Overtrading in Prop Firm Evaluations
The behavior that blows more futures evals than trailing drawdown or bad setups combined.
1. What “Overtrading” Actually Means in Evaluations
Overtrading is not “too many trades.” It’s:
- Taking trades outside your plan
- Trading boredom instead of setups
- Trying to “make back” losses
- Trading every wiggle on the DOM
This ties directly into Common Evaluation Mistakes, but gets its own guide because it destroys accounts fast.
2. Why Overtrading Destroys Evaluations Faster Than Anything Else
In a futures prop evaluation:
- You have a fixed trailing drawdown
- You cannot widen stops
- You cannot take unlimited trades
- You MUST avoid large givebacks
One bad impulse day can erase an entire week of good trading.

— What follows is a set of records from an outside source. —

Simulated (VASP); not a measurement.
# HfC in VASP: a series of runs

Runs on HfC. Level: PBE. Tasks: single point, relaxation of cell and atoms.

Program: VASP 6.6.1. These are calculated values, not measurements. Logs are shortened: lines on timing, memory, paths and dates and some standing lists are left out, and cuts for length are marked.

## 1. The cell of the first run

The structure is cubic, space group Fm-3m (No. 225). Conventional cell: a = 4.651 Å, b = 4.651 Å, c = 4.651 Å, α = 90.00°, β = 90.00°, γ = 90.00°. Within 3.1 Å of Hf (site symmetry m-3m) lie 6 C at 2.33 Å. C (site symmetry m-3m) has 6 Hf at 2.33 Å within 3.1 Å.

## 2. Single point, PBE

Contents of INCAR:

3. The “Three-Trade Max” Rule
The simplest way to eliminate 90% of overtrading is limiting total trades per day.
Rule: You get 3 trades per day. That’s it.
- Trade 1 → A-setup only
- Trade 2 → Only if Trade 1 was valid, win or lose
- Trade 3 → ONLY if the first two followed your plan perfectly
After trade 3, platform closes. This rule plugs directly into: Prop Evaluation Game Plan.
4. The Boredom Problem
Overtrading comes from boredom, not opportunity.
Signs you're trading boredom:
- You are staring at the DOM waiting for something to happen
- You enter on tiny wiggles
- You say “fuck it” and click market buy
- You’re “just trying to do something”
Solution: Only trade the first 90 minutes and then walk away. If nothing sets up in that window, there were no setups.
5. Revenge Trading = Overtrading on Steroids
Revenge trading is overtrading + emotional panic. It’s what takes a $100 loss and turns it into a blown eval.
Simple guardrails:
- If Trade 1 loses → take 10 minutes off
- If Trade 2 loses → you’re DONE for the day
- If Trade 3 loses → you already broke the rules
These rules are anchored to Daily Loss Limits & Resets.
6. The Fixed Risk Rule
Overtrading often comes from random risk sizing.
Evaluation rule:
- Fixed 1 contract unless you are within 10% of profit target.
- No scaling out, no scaling in.
This keeps your trailing drawdown stable instead of spiking around.
7. The “Stop After First Win” Method
If you struggle with impulse trades, use this:
- One good win → done for the day
- No more trading, even if you see setups
This method has the highest pass rate out of every prop rule system, especially when paired with the cushion math in Scaling After Funding.
8. The Ultimate Anti-Overtrading Checklist
- Did I limit myself to 3 trades max?
- Did I take at least 10 minutes off after a losing trade?
- Did I stop after my first solid win?
- Did I trade only A-setups?
- Did I avoid the lunch-time chop?
If you answer “no” to any of these, you overtraded.